The importance of a whole system approach to energy

On July 11, National Grid ESO launched its 2019 Future Energy Scenarios (FES) report. FES is compiled from vast stakeholder insight, industry expertise and data from its team of experienced analysts. Today we’ll delve in to the last message, the importance of a whole system approach to energy.

“A whole system view across electricity, gas, heat and transport underpins a sustainable energy transformation. Widespread digitalisation and sharing of data is fundamental to harnessing the interactions between these changing systems.” That’s the fourth message of FES 2019.

The UK Government has become the first G7 nation to commit in legislation to an ambition for reaching net zero carbon emissions. To achieve this, taking a whole system view of the energy sector is important.
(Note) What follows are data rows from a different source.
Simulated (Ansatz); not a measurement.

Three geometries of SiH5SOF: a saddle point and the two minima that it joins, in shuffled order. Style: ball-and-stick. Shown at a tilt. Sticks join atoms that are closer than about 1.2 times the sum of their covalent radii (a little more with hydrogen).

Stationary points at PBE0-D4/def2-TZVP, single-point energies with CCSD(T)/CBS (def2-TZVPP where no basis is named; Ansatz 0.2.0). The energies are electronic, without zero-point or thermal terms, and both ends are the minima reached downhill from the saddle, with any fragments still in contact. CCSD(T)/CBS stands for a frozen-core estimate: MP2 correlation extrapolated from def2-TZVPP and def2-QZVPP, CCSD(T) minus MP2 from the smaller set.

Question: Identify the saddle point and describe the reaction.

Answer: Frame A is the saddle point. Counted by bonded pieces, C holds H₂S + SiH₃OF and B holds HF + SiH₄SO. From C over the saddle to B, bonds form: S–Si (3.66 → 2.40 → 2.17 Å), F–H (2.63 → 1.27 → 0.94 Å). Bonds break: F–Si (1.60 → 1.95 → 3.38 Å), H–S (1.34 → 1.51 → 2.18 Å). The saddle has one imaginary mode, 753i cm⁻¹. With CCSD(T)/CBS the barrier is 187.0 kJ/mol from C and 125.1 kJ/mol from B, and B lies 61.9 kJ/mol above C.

With the advancement of technologies like hybrid heat systems and hydrogen production from electrolysis advance, the number of interactions between gas and electricity networks will increase and new interfaces between the systems will be created.

And as the complexity of the energy system increases, so does our capacity to manage and interpret the data. For example, the ability to collect data around when and where electric vehicles are charging on the electricity system is just one possible benefit from adopting a whole system view.

We think that significant digitalisation of existing legacy infrastructure is needed to provide the necessary visibility and facilitate the optimisation of the whole energy system.

As the dividing line between the systems becomes blurred, investment decisions around potential new systems, such as hydrogen and carbon transportation, must be made on a whole system basis. Data should be made available to decision makers across interdependent systems such as electricity, gas and transport.

Whole system thinking has the double benefit of maximising efficiency whilst driving consumer value.